Eight looks down at his legs, made pale and shimmery by the bath water. He frowns. “See my legs, here?” he asks. And he points to his thighs, squeezes a bit of flesh. “I do see them,” I say.
“They are fat,” he pronounces, certain as a policeman who stands, arms crossed, at your car door and waits while you rummage through your things for your license.
I protest. “They are not. At the doctor’s you’re always in the fiftieth percentile for weight — just where you should be.”
Eight looks up at me. Wet, he seems far younger than eight years old. I see traces of a boy in a bath seat, a boy chortling as he swipes at the bubbles in the water. But when I flash to his eyes, I see a sorrow all grown up. He doesn’t believe me.
Now he’s patting his stomach. “What’s a six-pack, exactly?” he demands. “And how can I get one?”

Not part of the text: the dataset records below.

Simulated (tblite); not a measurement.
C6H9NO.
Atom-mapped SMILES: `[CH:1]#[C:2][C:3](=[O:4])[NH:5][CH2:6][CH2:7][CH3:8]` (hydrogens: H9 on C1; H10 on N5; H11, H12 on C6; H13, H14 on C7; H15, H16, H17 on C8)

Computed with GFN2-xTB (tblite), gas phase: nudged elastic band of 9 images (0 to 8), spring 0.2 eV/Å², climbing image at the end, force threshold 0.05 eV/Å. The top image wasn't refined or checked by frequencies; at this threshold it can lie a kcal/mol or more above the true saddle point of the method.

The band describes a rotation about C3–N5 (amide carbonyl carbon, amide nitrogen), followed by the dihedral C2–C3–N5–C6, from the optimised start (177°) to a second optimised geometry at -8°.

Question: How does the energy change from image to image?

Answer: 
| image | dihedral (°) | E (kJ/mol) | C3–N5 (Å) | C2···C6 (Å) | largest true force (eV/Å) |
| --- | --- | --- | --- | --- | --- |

I was eight, too, when I first started worrying about my thighs. I was spending a couple of weeks with my father and his wife. It was summer, shorts weather. One day my father chuckled a little, and remarked, apropos of nothing, “Wherever did you get those thighs, Sarah Bear? They certainly didn’t come from your mother.”
Ouch. For the rest of the summer I studied my thighs whenever I was sitting. My father, I decided, had been correct. My thighs were like tree trunks, thick and solid, and completely out of proportion to my stick-like lower legs.
Back at home I told my mother that my thighs were too big. She scoffed, told me that they were perfect, that I was perfect. But I looked at her rail-thin legs, and I wondered. Her words fell flat against the evidence before me.
When I bore first one boy child, and then another, I mourned the girl child I would never have. But I was comforted by the fact that there were certain parenting challenges I’d never have to face — among them girl-on-girl cattiness and body image issues.
The last few months have given the lie to my beliefs about gendered behavior in childhood.
And now I mourn anew to find that all children lose faith, somewhere along the line and through some provocation or other, in the beauty of the human form. These legs of ours, they take us places, show us the world. They enable us, and ask so little in return. They are an incredible gift.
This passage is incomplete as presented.